Pre-trained Models in Energy Management: Challenges and Insights

Data-driven models are becoming very popular for studying complex systems, especially in Energy Management. These models often need a lot of data to work well, but gathering this data can be tough due to limitations in sensors and privacy issues. This is especially true in areas like energy management. In recent years, a technique using Pre-trained Models has gained attention. These models use data from similar contexts, allowing for better predictions without needing as much actual observational data.

#The Problem with Limited Data

In fields outside of computer science, like energy management, getting enough data can be a challenge. This is often the case when predicting demand for new products or services. In many situations, there just isn't enough data available, which is known as the cold-start problem. Observational data can also be limited due to the high costs of sensors and concerns about people's privacy. In the energy sector, for instance, data on energy usage is often collected over time, making it necessary to model and predict this data. However, setting up and maintaining the equipment to track energy use accurately can be both expensive and intrusive.

#Introducing Pre-trained Models

To tackle these issues, researchers are looking at ways to lessen the data needed for learning algorithms. One of these ways is the use of pre-trained models. These models rely on either simulated data or historical data, reducing the need for fresh observational data. Recently, there has been significant interest in how these pre-trained models can be applied to distributed energy resources.

The goal of using pre-trained models is to see how they can speed up the process of making data-driven models for distributed energy systems, like hot water storage. Specifically, we aim to answer several questions. First, do these pre-trained models perform better than those based purely on data? Second, how do the size of the datasets used for training and the model adjustments affect the performance of these pre-trained models? Lastly, do the improvements from pre-trained models benefit all systems equally, and how does this impact their usefulness?

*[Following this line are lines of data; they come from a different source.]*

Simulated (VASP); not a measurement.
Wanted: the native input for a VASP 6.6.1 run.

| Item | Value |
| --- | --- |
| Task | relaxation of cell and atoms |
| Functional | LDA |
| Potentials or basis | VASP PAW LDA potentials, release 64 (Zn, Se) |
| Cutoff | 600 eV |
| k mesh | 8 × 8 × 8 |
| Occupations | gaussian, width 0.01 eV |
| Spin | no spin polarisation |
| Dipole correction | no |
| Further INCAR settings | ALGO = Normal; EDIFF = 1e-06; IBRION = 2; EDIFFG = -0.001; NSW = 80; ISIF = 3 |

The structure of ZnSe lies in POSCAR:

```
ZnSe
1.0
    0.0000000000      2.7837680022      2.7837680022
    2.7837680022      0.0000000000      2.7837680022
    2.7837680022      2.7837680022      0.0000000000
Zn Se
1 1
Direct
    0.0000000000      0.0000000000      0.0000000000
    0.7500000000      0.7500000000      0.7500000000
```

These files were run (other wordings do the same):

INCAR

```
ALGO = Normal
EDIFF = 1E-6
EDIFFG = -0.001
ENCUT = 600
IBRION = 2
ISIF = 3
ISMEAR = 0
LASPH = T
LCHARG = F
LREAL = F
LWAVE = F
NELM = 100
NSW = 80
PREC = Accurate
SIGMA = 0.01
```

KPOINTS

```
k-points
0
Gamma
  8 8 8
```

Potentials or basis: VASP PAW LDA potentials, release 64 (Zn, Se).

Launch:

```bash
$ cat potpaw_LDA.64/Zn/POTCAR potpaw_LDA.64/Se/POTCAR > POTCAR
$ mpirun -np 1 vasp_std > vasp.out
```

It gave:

#Data Collection and Approach

To address these questions, we collected detailed data from multiple hot water storage systems over a year. The aim was to create a model that could accurately predict the state of the hot water storage system, which could then be used for further control actions like optimizing energy use and enhancing comfort for users.

For the study, we split the data into two parts. Eight of the systems were used to create a source set, which means that data from these systems was available before the experiment started. The remaining 16 systems made up the target set, which were used to build Local Models. A local model only uses data from one specific system during its creation. Even after a year of data collection, the amount of information from a single system is still quite small compared to what is needed for strong model performance.

#Model Architecture

The problem is framed as a simple prediction task: estimating the temperature of the hot water in the storage system. The model uses three key pieces of information: the time since the last heating cycle, the hot water demand since that cycle, and the initial temperature of the water. These data points come from time series that track user demand, the operation of the heat pump (whether it's working or not), and the temperature of the water.

To make these predictions, we selected a neural network with hidden layers. This type of model is common in research because it allows for capturing complex, non-linear relationships between inputs and outputs, which are crucial for accurately predicting temperature changes.

#Local Models vs. Pre-trained Models

Local models are trained based only on the data collected from individual systems. However, these local models often struggle to perform well when they have limited data. On the other hand, pre-trained models leverage data from multiple sources. They go through a two-step process: first, they train on a larger dataset from similar systems, and then they fine-tune with localized data.

Using the same model architecture, we compared the outcomes of local models and various pre-trained models. We explored how the amount of training data, the process of fine-tuning, and the overall size of the datasets affected the results.

We created different models that used either a large dataset (data from eight systems) or a smaller one (data from only one system). After training, we evaluated how these models performed in real homes using the same local datasets for testing.

#Results: Performance of Models

As expected, models performed better with more data, whether it was from the pre-training phase or the local data collection phase. For local models, the average error in predictions dropped from around 0.5°C after four weeks of data to about 0.33°C after 32 weeks.

Fine-tuning the pre-trained models also improved their performance, especially when local data was limited. Interestingly, even without fine-tuning, the large data pre-trained model performed very well. In low-data situations, the small pre-trained model without adjustments performed similarly to a local model after just four weeks of data. However, with fine-tuning, the large pre-trained model achieved even better results.

#Variability in Performance

We observed that not all systems benefitted equally from the pre-trained models. The small pre-trained models showed significant differences in performance across various systems. While some could achieve predictions close to those made by better performing models, others struggled. This variance can arise from differences in how each system operates, even if they are identical in design.

A local model trained on its own data typically outperformed most small pre-trained models. However, there were instances where the small pre-trained models produced competitive results. This could be due to noise in the data or shifts in what the data represents over time.

#Implications for Energy Management

The findings in this research are important for future energy systems and for managing how data is used. A large pre-trained model that does not need fine-tuning can effectively control energy resources. This means local data might only be necessary for validation purposes, as it can help to maintain user privacy by ensuring that personal data remains on-site.

The use of pre-trained models offers an alternative to traditional machine learning methods by allowing for valuable insights without compromising privacy. With more interest in collecting data about energy use, especially behind-the-meter data, combining this data collection with pre-trained models could help alleviate privacy concerns.

#Conclusion and Future Directions

In conclusion, this study highlights that while pre-trained models can enhance predictions in energy management, careful selection and adjustment of these models are necessary to achieve the best results. Future research can investigate further the reasons behind differences in performance and how specific model adjustments can be made based on the data available.

Moving forward, it is crucial to consider how to value data contributions in monetary terms, particularly as energy markets evolve. The use of pre-trained models could play a significant role in shaping the future of energy management, ensuring that privacy is respected while still gathering valuable insights.